As a recent free app of the day in Amazon’s Appstore (s amzn), Shifty Jelly’s Pocket Caster Android app, benefitted hugely from the exposure. Sales of the software jumped from 20 per day to more than 101,491 on the day Amazon offered it at no charge. It sounds like another mobile app developer strikes gold, except for one small detail: Shifty Jelly didn’t earn a dime.
Amazon shares application store metrics with developers, which is how Shifty Jelly knows the download figure. Amazon even calculates the app earnings and says that the developer would have earned $54,805.14 based on the 20 percent revenue split it had previously agreed upon. But that figure went out the window once Shifty Jelly agreed to be the featured free software.
Is the exposure worth it?
In fairness to Amazon, the company clearly indicated in writing that by agreeing to be the free app, Shifty Jelly would not earn any revenues from downloads that particular day. According to the developer’s blog, this led to an internal debate over whether to accept the terms or pass.
Since the team had branched out from iOS (s aapl) apps and begun experimenting on Android(s goog), it chose to roll the dice. Unfortunately, even with more than 100,000 downloads in a day (and potential reviewers to help build buzz), sales returned back to around normal levels, even as customer support demands rose:
Did the exposure count for much in the days afterwards? That’s also a big no, the day after saw a blip in sales, followed by things going back to exactly where we started, selling a few apps a day. In fact Amazon decided to rub salt in the wounds a little further by discounting our app to 99 cents for a few days after the free promotion. All we got was about 300 emails a day to answer over the space of a few weeks, that left us tired and burnt out.
Again, Amazon didn’t do anything illegal or surprising here; the terms were clear to Shifty Jelly, which accepted them. But the situation highlights two problems in the fast growing mobile economy: discoverability and centralized control.
Look at me! Look at me!
Small development shops have the odds stacked against them when it comes to app discoverability. Without today’s app stores, these folks have to build their own buzz and channel efforts into marketing, when surely most of them would rather be coding. So prominent placement in a store can certainly help. And yes, the storefront owner should collect some “rent” for such placements or promotions.

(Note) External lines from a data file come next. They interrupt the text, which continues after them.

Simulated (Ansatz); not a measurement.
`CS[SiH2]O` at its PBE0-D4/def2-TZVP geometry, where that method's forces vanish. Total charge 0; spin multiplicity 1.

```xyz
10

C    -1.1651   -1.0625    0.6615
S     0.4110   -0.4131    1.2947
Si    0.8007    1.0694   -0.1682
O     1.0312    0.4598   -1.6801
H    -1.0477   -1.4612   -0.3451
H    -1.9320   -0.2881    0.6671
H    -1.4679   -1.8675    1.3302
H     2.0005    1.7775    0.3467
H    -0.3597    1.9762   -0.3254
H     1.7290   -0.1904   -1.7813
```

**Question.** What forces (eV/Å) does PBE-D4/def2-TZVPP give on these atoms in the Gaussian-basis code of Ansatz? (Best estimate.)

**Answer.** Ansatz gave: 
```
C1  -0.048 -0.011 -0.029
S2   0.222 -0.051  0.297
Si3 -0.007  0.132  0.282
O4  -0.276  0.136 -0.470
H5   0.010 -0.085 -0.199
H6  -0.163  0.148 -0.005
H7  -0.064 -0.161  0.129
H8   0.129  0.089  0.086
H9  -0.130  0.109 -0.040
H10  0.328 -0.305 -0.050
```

A revenue-free experiment is simply too much, however. I hit Amazon’s free Android app page daily and often take advantage of it. But the best I can do to actually support the developer is to share news of the app or leave a positive review if the software warrants one. Is that enough?
In Amazon, Shifty Jelly’s Pocket Caster has 233 reviews, averaging 3.5 stars out of five. And yet, according to the company, app sales are right back where they were before the free promotion. Essentially, the company is no better off than before the promo. Amazon, however, has everything to gain and little or nothing to lose by giving such apps away. It has more people coming back daily for free Android apps and it cost nothing to develop or support them. All of the risk is put upon the developers who may or may not come out ahead over time as they seek to have their apps more discoverable.
Devs don’t make the rules
That burden on devs goes beyond financial risk, however; it illustrates the challenges of centralized control by Amazon and others who run app stores. Apple, Amazon, and Google to name a few make the terms, which developers can either agree to or decide to go it alone. But in a sea of software, can developers really afford to independently sell their wares when everyone is shopping in app stores?
Centralized control also brings other dangers, such as waiting for application approval, at least in the case for the iTunes App Store and Amazon’s Appstore, which can take up to two weeks for Amazon, said Shifty Jelly. Amazon has even modified the Pocket Caster description, according to the developer, saying the software can “instantly refresh up to 100 podcasts,” a number the developer claims Amazon simply made up. And although this example is limited to Amazon, a centralized store can even set the price of a third-party app.
Why is Amazon building up the store?
With Amazon reportedly readying an Android tablet of its own, it makes sense for the company to have its own app store to complement the Android-supported MP3 store and Cloud Player software. I like the idea of a more finely curated assortment of Android apps, as well. But terms of the free app of the day are stacked far too much in Amazon’s favor, especially when it might be making money off of actual hardware sales and needs developers for a successful tablet.
The time to tweak Amazon Appstore practices are now; before any such Android tablet arrives. That could help attract even more developers to submit their Android apps, just in time for a hardware launch, making the device more attractive. Unfortunately Shifty Jelly isn’t the only dev that has questioned the value of Amazon’s app store recently. But Amazon has build momentum for its store in anticipation for its future tablet and lure in both consumers and developers.
Why? Because it won’t surprise me if an Amazon-branded Android tablet only allows software from Amazon’s Appstore, and not from the Android Market. Apple’s iOS devices are limited to iTunes App Store and the Barnes & Noble Nook Color has its own app store as well. By building up buzz for its Appstore, Amazon can have more control over the ecosystem and experience. If that’s the case, Amazon should want devs to be happy; not upset that they theoretically lost $54,805.14 in potential sales.